So for several minutes following her observation, the woman and her two companions linger under Simone’s intense gaze to volley engrossing questions and answers. Are PKs like Simone, whose mother was a Methodist preacher, more prone to rebellion than other children raised in the church? Than other children in the general population of the community? How many PKs, they wonder aloud, have shirked the respectability boundaries of the Black church to become wildly popular in secular music, only to incorporate the musical traditions of the Black church into the secular music that made them wildly popular?
It’s the type of thought-sharing and discussion-enticing engagement that Eric Lewis Williams, the museum’s curator of religion, hoped for when he conceptualized “Spirit in the Dark: Religion in Black Music, Activism and Popular Culture,” the newest exhibition in the museum’s Center for the Study of African American Religious Life and an examination of how negotiating spiritual faith on secular platforms has shaped the public and private lives of Black heroes including Aretha Franklin, Angela Davis, Duke Ellington, Maya Angelou and Marvin Gaye.
Their stories, articulated through artifacts from the museum’s collection on display for the first time—Malcolm X’s typewriter, Little Richard’s well-worn Bible, a dapper suit owned by the equally dapper evangelist Reverend Ike—demonstrate how the interrelationship of sacred and secular have broadened the Black religious experience, way beyond the rigidity of doctrines and institutions.
The hallmark of the show is the series of 37 rare photographs from the annals of Ebony and Jet magazines, part of the historic Johnson Publishing Company archive recently acquired by NMAAHC and jointly owned by the Getty Research Institute.
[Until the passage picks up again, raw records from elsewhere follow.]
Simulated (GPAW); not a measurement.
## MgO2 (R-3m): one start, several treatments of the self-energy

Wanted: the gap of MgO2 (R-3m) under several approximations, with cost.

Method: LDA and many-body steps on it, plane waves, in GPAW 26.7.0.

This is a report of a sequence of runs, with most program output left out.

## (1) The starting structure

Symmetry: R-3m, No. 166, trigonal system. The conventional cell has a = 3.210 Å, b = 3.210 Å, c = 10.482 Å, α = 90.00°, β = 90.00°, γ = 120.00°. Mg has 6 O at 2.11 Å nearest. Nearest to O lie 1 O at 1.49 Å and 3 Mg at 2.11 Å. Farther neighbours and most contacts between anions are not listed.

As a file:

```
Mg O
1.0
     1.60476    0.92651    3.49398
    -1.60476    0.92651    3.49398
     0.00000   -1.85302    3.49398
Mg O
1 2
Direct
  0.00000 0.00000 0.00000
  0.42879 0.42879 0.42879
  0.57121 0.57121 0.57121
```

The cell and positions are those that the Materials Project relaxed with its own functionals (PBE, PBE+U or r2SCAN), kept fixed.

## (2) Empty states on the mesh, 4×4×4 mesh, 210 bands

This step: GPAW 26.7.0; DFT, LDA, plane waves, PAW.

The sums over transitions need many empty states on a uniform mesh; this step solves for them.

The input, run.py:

The images visually knit together the presence of religion in pop culture and Black public figures’ applications of faith to the work that made them prominent. Divided into three sections, “Spirit in the Dark” invites visitors to examine the bridging of holy and profane in “Blurred Lines”—like the constant boundary-pushing that was as characteristic of Prince as his purple insignia—along with the juxtaposition of spirituality and activism in “Bearing Witness” and in the socially charged projects artists and activists produced to honor Black suffering and hope in “Lived Realities.” Like Black folks themselves, the exhibition embodies a diversity of faith practices and beliefs.
“To me, the most exciting discovery is the way in which the Johnson Publishing Company chronicled different religious traditions,” explains Williams, who is a preacher himself. “In so much of African American history and culture, we speak about the Black church, but we have individuals from Black Hebraic tradition. Buddhism is represented in the exhibition and a figure like Marvin Gaye, who was Hebrew Pentecostal in his origin.”
“Then you have people who blur and transgress these lines like Prince, who complicated how we understand personal religious practice because he borrowed some different traditions and created another kind of religious expression,” Williams adds.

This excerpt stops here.